Linear algebra part 7 - Angle between vectors

In the last post we proved that the dot product of perpendicular vectors is zero. In this post we will show how you can calculate the angle between any two vectors using the dot product. First, I need to introduce you to the concept of unit vectors.

Unit vectors

A unit vector is any vector with a length of one. If you need a refresher on how to calculate the length of a vector look at this previous post.

The most obvious examples of unit vectors are probably $(1, 0)$ , $(0, 1)$ , $(0, 1, 0)$ and so on. But there are an infinite number of unit vectors. For example, $(0.2, 0.98)$ and $(0.7, 0.3, 0.65)$ are also unit vectors.

For the purpose of calculating the angle between vectors, an important unit vector is $(\cos \theta, \sin \theta)$ . Let us take a moment to prove that $(\cos \theta, \sin \theta)$ definitely is a unit vector. What we are saying is that the lenght of $(\cos \theta, \sin \theta)$ is one:

\sqrt{\cos^2 \theta + \sin^2 \theta} = 1

Since one squared equals one, this simplifies to:

\cos^2 \theta + \sin^2 \theta = 1

Some of you might already recognise that proof from triganometry, but let us step through it as refresher. Consider a circle of radius one. The length of any line between the origin and the circle will be one, this is just the radius. Let us draw this line in the top right (positive x and y) quadrant of the graph and define the angle between the line and the positive x axis as $\theta$ .
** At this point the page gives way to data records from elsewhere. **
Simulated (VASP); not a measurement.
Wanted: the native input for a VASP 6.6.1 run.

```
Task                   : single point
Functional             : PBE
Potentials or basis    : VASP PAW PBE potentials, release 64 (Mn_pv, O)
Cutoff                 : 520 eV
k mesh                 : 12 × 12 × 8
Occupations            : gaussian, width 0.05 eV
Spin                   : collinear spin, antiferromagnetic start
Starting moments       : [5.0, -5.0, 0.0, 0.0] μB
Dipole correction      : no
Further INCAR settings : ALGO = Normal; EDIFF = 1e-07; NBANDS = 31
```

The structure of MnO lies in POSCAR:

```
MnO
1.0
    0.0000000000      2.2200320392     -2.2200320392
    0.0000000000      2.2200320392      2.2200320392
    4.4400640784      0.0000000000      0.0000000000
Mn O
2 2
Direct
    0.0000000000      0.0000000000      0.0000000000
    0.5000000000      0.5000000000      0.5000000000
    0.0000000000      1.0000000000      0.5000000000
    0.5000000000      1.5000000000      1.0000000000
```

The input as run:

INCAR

Consider the right angle triangle created by that radius and the positive x axis. The hypotenuse of that triangle is the radius of the circle. The side adjacent to the angle $\theta$ is the x value. The side opposite to the angle $\theta$ is the y value.

Remember the definitions of cos and sine from triganometry:

\sin \theta = \frac{opposite}{hypotenuse} \quad \quad \cos \theta = \frac{adjacent}{hypotenuse}

In this case we know the hypotenuse has length one, can simplify these equations to:

\sin \theta = opposite \quad \quad \cos \theta = adjacent

Or in other terms:

x = \cos \theta \quad \quad y = \sin \theta

It should the be a small leap to say that if hypotenuse in this example is a vector, $\mathbf{u}$ , then:

\mathbf{u} = \begin{bmatrix} \cos \theta \\ \sin \theta \end{bmatrix}

Since we know that the length of $\mathbf{u}$ is one, we know that $(\cos \theta, \sin \theta)$ is a unit vector.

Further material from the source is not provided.